The question is whether Colorado's $\sigma$ is statistically different from that of Virginia. If it is, then it might make sense to talk about an electoral "advantage" in 2012. Obviously this assumes that the $\sigma$ values for all of the other states in the 272 elector coalition are at least as large as Colorado's, which I'll grant is true for the sake of the model (it only works against me). Colorado is the "weakest link."

The way to answer this question is to test the null hypothesis of no difference. Suppose that $\delta_i$ equals $0$ for Virginia and Colorado - that there is no substantive difference between Virginia (the baseline state) and Colorado (the "firewall" state). What's the probability that we would observe a gap of $.7\%$ between their state-level electoral results?

Estimating the probability requires making a reasonable estimate for the variance of $\epsilon_i$. How much variation in the electoral results can we attribute to random error and how much can we attribute to substantive features of the electoral map.
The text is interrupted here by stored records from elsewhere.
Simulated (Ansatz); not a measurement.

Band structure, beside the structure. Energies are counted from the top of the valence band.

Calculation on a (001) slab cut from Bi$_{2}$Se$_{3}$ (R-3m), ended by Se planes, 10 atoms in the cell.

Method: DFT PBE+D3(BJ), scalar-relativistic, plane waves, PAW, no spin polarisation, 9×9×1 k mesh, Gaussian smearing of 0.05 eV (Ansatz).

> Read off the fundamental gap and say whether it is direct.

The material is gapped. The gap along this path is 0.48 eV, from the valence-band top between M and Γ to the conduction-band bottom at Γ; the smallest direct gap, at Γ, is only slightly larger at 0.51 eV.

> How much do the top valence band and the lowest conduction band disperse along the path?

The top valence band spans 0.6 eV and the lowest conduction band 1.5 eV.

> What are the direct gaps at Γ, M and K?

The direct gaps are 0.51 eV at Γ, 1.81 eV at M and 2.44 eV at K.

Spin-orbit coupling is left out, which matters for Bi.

Unfortunately, we can't re-play the 2012 election, so we have to look at history to calculate variance - in this case the 2008 election. As Nate notes in the post, the party coalitions are relatively stable and demographic changes/realignments typically take many election cycles to complete. As such, we may be able to assume that the state-level "structural" effects are the same in 2012 as they are in 2008. That is, the variation in the popular-vote - state-level vote from year-to-year can be used to estimate the variance of the error terms $\epsilon_{CO}$ and $\epsilon_{VA}$.

But it's hard to get a good estimate of a variance with only two data points. Four is slightly better, but to do so we have to assume that the error terms of Colorado and Virginia's vote shares are identically distributed - that  $\sigma_{CO}^2 = \sigma_{VA}^2$. That's not to say that the observed "error" values are the same, just that they're drawn from the same distribution. Is this a reasonable assumption? The residuals don't appear to be dramatically different, but we just don't know - again, another statistical trade-off. Ultimately the point of this exercise is to demonstrate how one-election-cycle observations can be reasonably explained by random variation, so the aim is plausibility versus absolute precision.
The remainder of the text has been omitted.